Unless you’re working in the most raw and minimal acoustic genres, a very exciting element of music production is to treat the human voice as a production instrument in itself. You can take a vocal recording and use it for ethereal pads, vocal layering, EDM-style vocal chopping to create percussive elements and effects, and even create exciting sci-fi sounds a la Dune. Say hello to vocal layering,

If layering vocals and creating vocal effects sounds terrifying and you don’t know where to begin, don’t worry your little soul. It’s not as advanced as it sounds, and there are some brilliant vocal and effect plugins that will do the heavy lifting for you. If you’re working in pop, hip-hop, dance, EDM, or Bring Me The Horizon-esque rock production, there will be a vocal layering technique below that will take your vocal productions up several levels. Let’s amplify your voice. 

Stack it up: the classic unison stack

Let’s start with one of the most common but essential vocal layering techniques of any style or genre — the unison stack. If you’re recording vocals in a big mix with lots of instruments, effects, and elements to a beat, recording only a single pass of a vocal could leave the singer struggling to cut through and be heard in the track.

This is why it’s so common to use vocal layering by doubling the lead vocal melody line. In fact, in some of the bigger-sounding genres, the engineer might even request three or even more takes of the lead vocal line.

While it’s important you or your vocalist keep the vocal takes consistent, bear in mind that the inevitable and natural slight variations in pitch and timing are actually a good thing for achieving that full, human sound that you’re after. For this reason, sometimes a different vocalist entirely is paired for the layers, occasionally even a male and female singer for a full and varied sound. You can have them sing an octave apart if matching the same range is a problem.

Struggling to edit the takes together into a nice sync? Fear not; there are vocal plugins for this precise job, such as Synchro Arts Vocalign, to get everything lined up beautifully.

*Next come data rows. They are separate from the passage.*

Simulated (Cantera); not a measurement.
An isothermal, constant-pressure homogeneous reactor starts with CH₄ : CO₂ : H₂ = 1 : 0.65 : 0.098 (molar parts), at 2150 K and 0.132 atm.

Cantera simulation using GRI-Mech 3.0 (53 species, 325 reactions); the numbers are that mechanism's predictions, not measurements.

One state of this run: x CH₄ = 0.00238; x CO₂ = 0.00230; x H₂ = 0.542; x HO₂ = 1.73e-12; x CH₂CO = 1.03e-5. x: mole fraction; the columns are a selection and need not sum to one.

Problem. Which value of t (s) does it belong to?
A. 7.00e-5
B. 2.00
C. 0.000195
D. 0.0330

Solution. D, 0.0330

Turn your vocals into an angelic choir: layering vocal harmonies and background vox

Next up, it’s time to add harmonies and background vocals to the lead vocal line. Whether you’re looking for a traditional Joan Baez and Bob Dylan A and B harmony, or you want to go full Ariana Grande and create many layers of intricate vocal harmonies, simply record new lines running parallel with the lead vocal.

You can get super creative here and channel Imogen Heap by adding effects to your vocal layering — one idea being to keep the lead vocal clear, while adding extra effects to the harmonies, such as a vocoder, heavier autotune, higher levels of reverb, creative EQing, and more.

If music theory isn’t your bag, the most common harmonies to know are the third and fifth intervals related to the lead harmony. For example, if you picture playing a C Major chord on a piano, C is the first interval, E is the third, and G is the fifth interval. The harmonies can be layered above or below the lead, or both if it’s Beyoncé o’clock.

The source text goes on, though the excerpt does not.